F. L. Walz, Inc. v. Hobart Corp.

510 N.E.2d 1248 | Ill. App. Ct. | 1987

157 Ill. App. 3d 334 (1987)
510 N.E.2d 1248

F.L. WALZ, INC., Plaintiff-Appellee,
v.
HOBART CORPORATION, Defendant-Appellant.

No. 3-86-0504.

Illinois Appellate Court — Third District.

Opinion filed July 7, 1987.
Rehearing denied August 12, 1987.

*335 Timothy L. Bertschy, of Heyl, Royster, Voelker & Allen, of Peoria (William H. Wallace, of counsel), for appellant.

James E. Konsky and Stephen A. Kouri, both of Vonachen, Cation, Lawless, Trager & Slevin, of Peoria (John A. Slevin, of counsel), for appellee.

Affirmed in part, and reversed in part and remanded.

JUSTICE SCOTT delivered the opinion of the court:

This action was brought by plaintiff-appellee, F.L. Walz, Inc. (Walz), to recover damages from Hobart Corporation (Hobart) for alleged breach of contract and interference with contractual and prospective contractual relations.

The jury returned a general verdict in favor of Walz and awarded Walz $55,000 as compensatory and $195,000 as punitive damages. The trial court thereupon entered judgment against Hobart.

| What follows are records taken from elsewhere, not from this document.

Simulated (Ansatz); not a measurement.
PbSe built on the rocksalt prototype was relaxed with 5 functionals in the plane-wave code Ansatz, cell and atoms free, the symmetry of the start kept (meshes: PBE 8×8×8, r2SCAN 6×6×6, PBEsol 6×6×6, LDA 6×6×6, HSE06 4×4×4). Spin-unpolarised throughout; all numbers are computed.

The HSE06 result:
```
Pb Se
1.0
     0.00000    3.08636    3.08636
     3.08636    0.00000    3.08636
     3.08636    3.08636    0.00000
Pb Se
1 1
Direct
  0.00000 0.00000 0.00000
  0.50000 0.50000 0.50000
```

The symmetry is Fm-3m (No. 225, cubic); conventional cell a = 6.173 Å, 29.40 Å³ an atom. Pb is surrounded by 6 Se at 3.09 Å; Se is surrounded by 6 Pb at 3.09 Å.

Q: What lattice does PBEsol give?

Walz was a successful franchise agency of Hobart in Peoria from 1966 to 1980, when the agency was terminated. The termination was not sought by Hobart for cause. Instead, it was Hobart's intention to purchase from Walz the entire business, but Walz was unwilling to sell. As an agent for Hobart, Walz earned commissions on the sale of Hobart equipment, earned a mark-up profit on the sale of repair parts, earned income through maintenance contracts, and earned regular hourly rates for repair or warranty work.

Walz also carried other lines of retail equipment and represented other manufacturers. In 1978, Walz began to sell and service industrial equipment. Walz' sales of industrial equipment grew from $12,009 in 1978 to over $207,988 in 1980, whereas Walz' commissions from sales of Hobart retail equipment dropped from $74,543 in 1978 to $9,842 in 1980.

As a result of negotiations between Hobart and Walz, a contract was entered into in July 1980. By its terms Hobart agreed to purchase certain inventory and equipment from Walz for $150,000. Most importantly, however, was section 9 of the agreement, which stated:

"(9) Sale of Repair Parts. Hobart shall treat Walz, and F.L. Walz, Inc. subsequent to July 31, 1980, as it does all other potential and actual customers of Hobart's repair parts. Hobart will not discriminate against Walz and F.L. Walz, Inc. in the sale of repair parts and will deal with Walz and F.L. Walz, Inc. in accordance with its customary practices as it would any other customer. In addition, Hobart will not make any effort to discourage other Hobart branches or agencies to deal with Walz or F.L. Walz, Inc. in a fashion inconsistent with their customary *336 practice and procedure."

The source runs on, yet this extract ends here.